Interview

October 1, 2020

“The whole industry is set up for caucasian skin”: the startup diversifying skincare

Noelly Michoux couldn't find skincare products for her skin tone - so she developed her own.


Freya Pratty

4 min read

One of 456 Skin's products.

Noelly Michoux, a French entrepreneur of Cameroonian descent, realised early on that she couldn’t find skincare products for her skin tone in the secluded part of Normandy where she grew up. 

She thought things might improve when she moved to Paris — they didn’t — and then, when she moved to London, she thought things might be better there — they weren’t.

“Then I moved to the US,” she says, “a country with the most powerful populations of people of colour in the world, and it was still the case. That’s where I realised — this is a global issue.”

Advertisement
Noelly Michoux, founder of 4.5.6 Skin.
Noelly Michoux, founder of 4.5.6 Skin.

Michoux is the founder of 4.5.6 Skin, which develops skin care products for people of colour. The startup has just secured €700,000 in seed funding and is launching a range of products in the UK, including cleansing gels, moisturisers and exfoliators developed in its lab in Chartres, the French cosmetic valley near Paris. 

4.5.6 Skin wants to tap into the global skincare market, which is worth an estimated $140bn and is growing 4.5% year on year. Within that, women of colour spend twice as much as caucasian women on skincare products, Michoux says, but 70% of women of colour in the UK say they don’t feel that high street stores cater for their skin. 

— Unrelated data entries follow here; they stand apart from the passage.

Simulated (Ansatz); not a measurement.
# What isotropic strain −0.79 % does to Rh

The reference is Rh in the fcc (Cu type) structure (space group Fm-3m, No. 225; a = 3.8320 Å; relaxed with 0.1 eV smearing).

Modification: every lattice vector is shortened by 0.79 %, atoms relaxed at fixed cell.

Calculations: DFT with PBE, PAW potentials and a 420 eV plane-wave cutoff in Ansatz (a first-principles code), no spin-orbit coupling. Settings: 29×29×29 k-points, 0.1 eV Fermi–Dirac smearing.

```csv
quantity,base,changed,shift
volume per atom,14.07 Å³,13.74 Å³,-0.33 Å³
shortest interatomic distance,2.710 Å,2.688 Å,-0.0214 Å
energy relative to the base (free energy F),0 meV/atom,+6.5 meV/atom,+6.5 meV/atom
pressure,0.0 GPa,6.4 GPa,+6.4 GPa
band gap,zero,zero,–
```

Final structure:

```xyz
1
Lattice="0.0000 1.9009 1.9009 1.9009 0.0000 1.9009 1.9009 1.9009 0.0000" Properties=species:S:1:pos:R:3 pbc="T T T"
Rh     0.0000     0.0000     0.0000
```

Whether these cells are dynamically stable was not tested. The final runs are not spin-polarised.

“The industry was not reciprocating the financial gain and the cultural gain that they were getting from women of colour. They weren’t giving them the same care” says Michoux. “I decided then that the best way for me to deal with that was to start a product.” 

Back to the lab

The problem, Michoux says, starts in the laboratory. “The whole industry is set up to research, develop and test for caucasian skin” — when brands test products, they don’t factor in that a lot of their client base are women of colour. 

This is in contrast, Michoux explains, to the increasing diversity we see in skincare and beauty adverts. “There are more brands that are starting to include women of colour in their marketing, we’ve been seeing that in adverts and campaigns — they use #black and the little brown and black hand emojis.” 

“But we need to factor women of colour in from the start of the process, and we need to do that by recognising their skin is different, they have different skin characteristics. That’s a huge cultural shift that needs to happen.”

“We had to fight so hard for our products to be tested on melanin rich skin,” she says. 

Other companies working on beauty products for women of colour report a similar situation. Florence Adepoju, who founded makeup brand MDMflow, is a cosmetic scientist, so does a lot of her development in house,  but she explains that there isn’t much diversity in the sorts of people working in cosmetic testing. 

“There’s not a lot of black formulators who could advise on testing,” she says, “particularly not in key positions.”

4.5.6 Skin ended up building its own lab so it could tailor the research and development process to its needs. 

The products developed in the lab can be tailored to each customer’s skin. Customers fill in an assessment which takes into consideration their skin colour but also their lifestyle, and then an algorithm works out the specific quantities of each ingredient that should work best for them. 

Advertisement

Investment challenges

Securing funding for the products presented more challenges, Michoux says. Investors like to look to examples of similar companies doing well before they’ll invest but, because of the lack of diversity in the market, there weren’t those examples to look at, and investors would say they didn’t know how to invest in the startup. 

This is something MDMflow’s Adepoju found too. “With my businesses, I’ve made the decision to stop fundraising, even though it was a huge part of what we wanted to do,” she says. 

“A lot of black founders have found it especially difficult. It’s difficult for investors to understand our pinpoints because there aren’t that many funds focused on investing in black entrepreneurs, and most of them are focused on tech rather than the consumer space.”

In the end, 4.5.6 Skin managed to secure its seed round funding from several angel investors gathered through contacts in Michoux’s own network. 

4.5.6 Skin’s funding round came before the Black Lives Matter protests across the summer, following the death of George Floyd in America. “If I was raising money after the George Floyd situation, maybe things would have been different,” Michoux says. “That growing awareness might be a help for other brands to come.”